On September 9, 2010, a Pacific Gas & Electric natural gas pipeline exploded in San Bruno. Eight people were killed and 38 homes destroyed. Early last year, Bay Area assemblyman Jerry Hill told the California Public Utilities Commission that its lax regulation was greatly responsible.
Michael Peevey, president of the commission, indignantly huffed that a panel had been named to study the tragedy, so the assemblyman’s remark was “contemptible.”
Intoned Timothy Alan Simon, a commissioner, “I find it personally offensive for the member of the legislature to come before this body and try to even imply or indicate the slightest scintilla that we have been complacent in this area.”
Peevey had shown some humility right after the disaster, but in mid-2011, after the panel came out with the study lashing the utility for its incompetence and the commission for its weak-kneed regulation, Peevey gulped down a big helping of humble pie. He pledged that the commission would improve enforcement. Then, that year, he took four overseas trips paid for by utilities — to the United Kingdom, Sweden, Italy, and Australia. Simon went along on the Sweden and Italy junkets. His fiancée, San Francisco port commissioner Kimberly Brandon, went on the Sweden trip. Assemblyman Hill said the trips were shameful.
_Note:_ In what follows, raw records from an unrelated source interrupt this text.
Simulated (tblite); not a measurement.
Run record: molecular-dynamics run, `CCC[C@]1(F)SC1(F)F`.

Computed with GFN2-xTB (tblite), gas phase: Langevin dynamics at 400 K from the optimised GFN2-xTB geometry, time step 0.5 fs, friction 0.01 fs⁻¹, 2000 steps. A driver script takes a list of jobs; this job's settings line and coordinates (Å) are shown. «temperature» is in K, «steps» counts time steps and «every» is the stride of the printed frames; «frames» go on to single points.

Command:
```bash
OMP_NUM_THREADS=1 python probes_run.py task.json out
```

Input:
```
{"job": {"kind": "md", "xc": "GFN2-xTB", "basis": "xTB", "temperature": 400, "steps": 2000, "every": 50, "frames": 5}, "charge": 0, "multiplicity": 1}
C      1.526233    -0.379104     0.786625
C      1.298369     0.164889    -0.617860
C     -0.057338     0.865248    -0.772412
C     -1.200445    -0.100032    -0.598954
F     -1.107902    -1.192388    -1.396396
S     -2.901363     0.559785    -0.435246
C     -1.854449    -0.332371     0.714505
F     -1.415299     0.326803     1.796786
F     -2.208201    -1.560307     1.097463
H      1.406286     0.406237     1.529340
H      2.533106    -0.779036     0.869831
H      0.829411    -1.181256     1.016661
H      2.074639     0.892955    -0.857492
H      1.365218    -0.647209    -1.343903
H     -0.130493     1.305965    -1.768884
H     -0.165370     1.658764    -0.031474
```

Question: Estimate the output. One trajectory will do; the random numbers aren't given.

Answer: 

The California Public Utilities Commission continues to be marked by arrogance, ineptitude, bureaucratic sclerosis, pro-utility and anti-consumer bias, blindness to conflicts of interest, and the publishing of misleading information about its commissioners. The utilities the commission regulates are just as…well…contemptible. Pacific Gas & Electric wants its customers to pick up a significant part of the tab for future improvements in its pipelines. This smacks of San Diego Gas & Electric’s outrageous attempt to get its customers to pay for uninsured costs of the 2007 wildfires, for which the utility was found negligent. And the local utility wants customers to indemnify it against costs of future fires.
So what is the commission doing? The administrative law judge handling San Diego Gas & Electric’s attempt to fleece its customers is Maribeth Bushey, a former lawyer for — you guessed it — San Diego Gas & Electric. In 1993, her husband, then an inventor for a company 80 percent owned by SDG&E, owed the utility $110,000.
The commissioner handling the wildfire case is Timothy Alan Simon, who was appointed five years ago amid controversy. Simon’s biography on the commission website says he is “a former securities and banking industry attorney” who serves on several nonprofit boards, particularly ones tied to the Roman Catholic Church, and “is engaged and is the proud father of three children.”
But documents from other sources raise many questions about that Simon biography. Unfortunately, he did not respond to a request for information. He is a son of the legendary Joseph “Bunny” Simon, who owned eight nightclubs in San Francisco. One, the Play Pen, was adjacent to the first campaign headquarters of political powerhouse Willie Brown, who later recommended Bunny’s son for the commission post.
In his younger years, Timothy Alan Simon used the name Sultan Muhammad Al-Nasser, according to a report by the Financial Industry Regulatory Authority, the nongovernmental securities regulator known as FINRA. He and his wife, Kamilah Al-Nasser, had three children: Suphia, Nahel, and Jamal. The marriage ended in divorce. On September 24, 2002, he filed for Chapter 13 bankruptcy “due to financial conditions imposed by dissolution of marriage,” he reported on his FINRA form. Alameda County records show that Timothy Alan Simon was hit by numerous liens and notices of default in the 1990s and early 2000s. The Los Angeles Times said in a 2007 story that in 2006, while Simon was appointments secretary for Governor Schwarzenegger, a judge ordered the state to deduct $1795 per month from Simon’s salary as part of a plan to repay his debts. Initially, he defaulted on that plan. I couldn’t reach Simon’s ex-wife for comment.
Simon’s background as a securities industry attorney is hardly impressive. He graduated from the University of California’s Hastings College of the Law in 1982 but didn’t pass the California bar until 1997. He did get a law license in Oklahoma in 1990 and practiced there. He was suspended for three months that year for failure to comply with mandatory education requirements, according to FINRA records. He was suspended again in 1998, according to Oklahoma bar records, but was preparing to quit that bar, which he did the next year.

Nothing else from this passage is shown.